Quick quiz: How many ESP8266 modules do you need to make an LED clock? Hint: a clock displays 12 hours.
Nope! Twelve is not the answer. But that didn’t stop Hackaday.io user [tamberg] from building a 12-ESP clock during the Bilbao, Spain Maker Faire. The “advantage” of using so many ESP8266s is that each one can independently control one hour LED and its associated slice of five minute-marker LEDs. Each ESP fetches the time over the Internet, but only lights up when it’s time.

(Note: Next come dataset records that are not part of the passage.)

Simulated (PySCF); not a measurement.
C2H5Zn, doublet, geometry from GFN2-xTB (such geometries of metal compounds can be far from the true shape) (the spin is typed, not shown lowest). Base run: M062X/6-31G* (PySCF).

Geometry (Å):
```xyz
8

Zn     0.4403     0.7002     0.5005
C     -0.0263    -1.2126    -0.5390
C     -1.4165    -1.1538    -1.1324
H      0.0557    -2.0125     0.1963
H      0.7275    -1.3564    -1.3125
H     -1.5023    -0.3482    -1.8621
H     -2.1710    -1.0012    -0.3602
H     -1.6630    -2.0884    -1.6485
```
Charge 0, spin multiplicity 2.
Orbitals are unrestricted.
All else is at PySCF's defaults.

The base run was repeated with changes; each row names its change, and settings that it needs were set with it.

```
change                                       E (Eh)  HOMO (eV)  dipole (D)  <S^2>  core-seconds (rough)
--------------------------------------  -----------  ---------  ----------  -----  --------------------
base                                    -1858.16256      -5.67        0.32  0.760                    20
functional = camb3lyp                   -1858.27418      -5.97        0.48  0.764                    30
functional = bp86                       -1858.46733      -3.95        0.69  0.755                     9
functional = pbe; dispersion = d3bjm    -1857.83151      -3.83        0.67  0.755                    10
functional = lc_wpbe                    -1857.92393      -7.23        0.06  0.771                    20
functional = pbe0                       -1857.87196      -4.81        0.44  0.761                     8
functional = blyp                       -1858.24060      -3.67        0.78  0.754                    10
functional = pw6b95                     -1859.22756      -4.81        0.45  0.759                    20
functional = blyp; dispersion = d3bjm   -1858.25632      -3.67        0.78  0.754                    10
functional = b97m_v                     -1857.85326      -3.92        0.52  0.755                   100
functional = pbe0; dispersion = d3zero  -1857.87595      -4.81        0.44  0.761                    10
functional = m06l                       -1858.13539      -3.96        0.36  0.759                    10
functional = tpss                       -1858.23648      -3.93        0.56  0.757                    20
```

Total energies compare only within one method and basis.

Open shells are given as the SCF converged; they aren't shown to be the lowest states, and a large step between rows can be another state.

It’s like parallel processing or something. Or maybe it’s redundant and failsafe. Or maybe it’s just an attempt to put the maximum Internet into one Thing. Maybe they had a team of twelve people and wanted to split up the load evenly. (We couldn’t think of a real reason you’d want to do this.)
All snark aside, the project looks great as you can see in this Flickr gallery, and all of the design files are available if you’d like to re-use any parts of this project. We’re thinking that the clock face is pretty cool.
The code for each unit is available for your perusal. On line 13, you can see where they set a variable (in firmware) that tells each ESP which hour it represents.
More interestingly, starting around line 38 is a cute trick to extract the time from the nearest Google server. Basically, the Goog returns a “Date:” string, and the code reads it. Read more on that technique over on the ESP forum.
Commenteers, fire up your “overkill” lasers; we like the project for everything that it does right. At least it’s not a chainsaw-powered flashlight.
The Flickr video seen above has this description:
Each ESP controls a 5 minute slice of the clock. On boot-up, there’s no connection (orange). Once connected to the WiFi network (blue), each ESP polls the currrent time with a simple HEAD Web request to google.com, then displays its part of the clock (blue or pink, minutes green). Note the “glitches” due to the independent operation of the slices (plus a programming bug in slice 0, fixed later). The red button was supposed to show a heartbeat and reset all ESPs, but there was not enough time to implement this. For this video, the clock displays seconds, instead of minutes, as does the finished version.
Should be remade with 12 Raspberry Pi zero’s now.
❤
12 PS4s.
Nah, he should rework it so the LEDs display how many days you have to wait to be able to buy 12 Pi Zeroes
Ive got 2 on the way.
One with the adapters and one without.
Should have it in the next couple of days.
No integrated WiFi. You’d also need 12x USB/Ethernet dongles. And cables.
Anywhere but it’s good idea.
Yeah, pragmatically useless, but aesthetically interesting and pedagogically useful in demonstrating race conditions and network latency.
This generally agrees with my “philosophy” that anything worth doing is worth overdoing….. B)
Displaying seconds without using 60 pieces of ESP8266? Fake!
very clever, young man; but its wifi’s ALL the way down.
How’re you going to keep track of the microseconds, though?
A lot of ESP modules and a lot of LEDs, obviously. There are discounts for high volume orders on Alibaba.
I agree with you. And for me traditional LED clock http://hannoufmediagroup.com/portfolio-item/hmg-led-time-display/ better, reliable and and more convenient.
Looks like they’re using the ESP-12 model of the ESP8266 family. That’s commitment to the process.